As some of you may know, I am currently working on a commentary on Philippians in the Mentor Series published by Christian Focus Publishers. I have been working on this project on and off for about 4 years and hope to send it off to the publisher within the next year. To hopefully whet your appetite for the commentary, I am starting a new feature called Fridays in Philippians. Each Friday I’ll share some brief thoughts from either a particular verse, a key theme, or perhaps even the historical/cultural background.

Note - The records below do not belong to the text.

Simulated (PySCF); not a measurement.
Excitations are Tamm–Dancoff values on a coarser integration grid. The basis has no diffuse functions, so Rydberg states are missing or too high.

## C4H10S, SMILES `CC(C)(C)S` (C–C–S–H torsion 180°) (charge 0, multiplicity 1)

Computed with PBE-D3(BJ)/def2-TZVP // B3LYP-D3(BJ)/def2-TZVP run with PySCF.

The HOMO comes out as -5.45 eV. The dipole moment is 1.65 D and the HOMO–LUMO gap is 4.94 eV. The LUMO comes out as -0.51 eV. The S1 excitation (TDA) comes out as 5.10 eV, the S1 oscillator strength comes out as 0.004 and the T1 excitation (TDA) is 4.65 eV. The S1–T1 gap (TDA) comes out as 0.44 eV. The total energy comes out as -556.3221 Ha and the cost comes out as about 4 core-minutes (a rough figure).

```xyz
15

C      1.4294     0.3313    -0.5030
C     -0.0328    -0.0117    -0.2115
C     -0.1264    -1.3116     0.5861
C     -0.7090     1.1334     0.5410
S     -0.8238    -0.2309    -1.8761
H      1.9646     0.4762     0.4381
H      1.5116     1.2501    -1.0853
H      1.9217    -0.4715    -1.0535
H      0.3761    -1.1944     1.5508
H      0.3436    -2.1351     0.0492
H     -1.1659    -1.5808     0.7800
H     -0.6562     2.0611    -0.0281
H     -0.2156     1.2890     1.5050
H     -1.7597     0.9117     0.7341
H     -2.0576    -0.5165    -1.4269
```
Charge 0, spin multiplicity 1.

But today I want to start by explaining what I hope to accomplish in writing a commentary. The starting point for me is to determine the author’s intended meaning. I want to understand as best I can what Paul communicated to the Philippians. To do that requires studying the words, phrases, clauses, sentences, paragraphs, and arguments within four different levels of context: literary, historical/cultural, canonical, and redemptive-historical. Let me explain what I mean by the last two.
By canonical context I mean taking into account what other biblical books have to say. Priority must be given to Paul’s other letters, since they help us understand what and how Paul thinks. But we must not neglect what the rest of Scripture says since God is the author of all 66 books.
By redemptive-historical context I mean taking into account where a passage of Scripture falls within the overall storyline of the Bible. Paul writes as an apostle of the risen Jesus who eagerly awaits the return of Christ and the consummation of all things. He also writes at a time when not all of the New Testament books had been written.
Once I have determined the author’s intended meaning, my goal is to determine how the text applies to God’s people today. While strictly speaking Paul did not write this text to me (I’m not a Philippian!), the text is written for me as a member of God’s people. What Paul says to the Corinthians about the Old Testament is true for us as new covenant believers: “Now these things [i.e. Israel’s failures in the wiulderness] happened to them as an example, but they were written down for our instruction, on whom the end of the ages has come” (1 Cor 10:11). Similarly, Paul writes to the Romans “For whatever was written in former days was written for our instruction, that through endurance and through the encouragement of the Scriptures we might have hope” (Rom 15:4).
Thus my approach begins with the historical-grammatical method, but it does not end there. I am convinced that once the historical-grammatical foundation is laid, the interpreter must then apply all the available tools of biblical theology (typology, tracing themes, exploring OT backgrounds, etc.) to achieve a fuller understanding of the text. Of course, many others before me have studied Philippians so I seek to draw upon the insights of others who have gone before me (a combination of historical theology and Wirkungsgeschichte [the study of the effect the text has had on readers throughout the ages]]). The process is not complete until the text has been integrated into the larger categories of what Scripture teaches elsewhere on the same subject (systematic theology) and suggestions are made for how the text applies to the lives of believers today (pastoral theology).
Of course, while in theory the process just described is linear, in reality it is more of a spiral. My preexisting understanding of biblical theology, historical theology, Wirkungsgeschichte, and systematic theology not only inform each other but also my exegesis. When there is dissonance between them the choice must be made as to whether I have misunderstood the text or my biblical, systematic, or pastoral theology needs to be modified.
Of course, whether I succeed or not is up for others to decide. But my prayer is that by clearly explaining what the text means and how it applies to our lives as God’s people, Christ will be exalted, God’s people will be transformed, and the gospel will advance. Would you join me in praying that God would be pleased to do this through this commentary?